Nothing about The Exterminators is particularly wonderful in and of itself, but taken as a whole it serves as a tantalising set-up for the story to come, introducing some intriguing new characters and situations, setting up a few fascinating plotlines and hooking listeners in with a great, if not entirely unexpected, cliff-hanger.

Other things:
I get what Briggs is trying to do with the sudden pre-titles cut to some Daleks ruthlessly mowing down a monkey, but I’m not quite sure it worked. It was a touch *too* jarring, and the hokey evolving primates thing regrettably reminds me of Scaredy Cat. That said, the scene with the dead one is really rather creepy.
Kaymee’s descent onto Graxis Major is well-rendered, and Laura Rees does a good job capturing her character’s bubbling nervousness (although she overacts a little in other scenes).
“Peace is a powerful drug; it shrouds fear in nobility.”

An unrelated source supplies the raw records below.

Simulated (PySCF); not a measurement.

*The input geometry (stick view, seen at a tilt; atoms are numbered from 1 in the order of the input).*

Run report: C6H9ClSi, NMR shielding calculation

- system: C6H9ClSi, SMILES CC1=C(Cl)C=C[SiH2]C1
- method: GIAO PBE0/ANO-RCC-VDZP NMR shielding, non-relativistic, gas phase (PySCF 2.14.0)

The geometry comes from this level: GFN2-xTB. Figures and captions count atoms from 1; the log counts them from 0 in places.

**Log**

“I hope I’m wrong. I want to be wrong! The trouble is, I think I’m right.”
“It seems I went out [to Velyshaa] as low priority…and came back the same way.”
“This isn’t just some ancient myth. The Daleks were so ruthless, so powerful, so without conscience, that in order to destroy them, Kalendorf had to risk destroying the entire galaxy. And that’s what caused the Great Catastrophe.”
“What made you apply to become a Warden?”/“Didn’t I fill out that bit on the form?”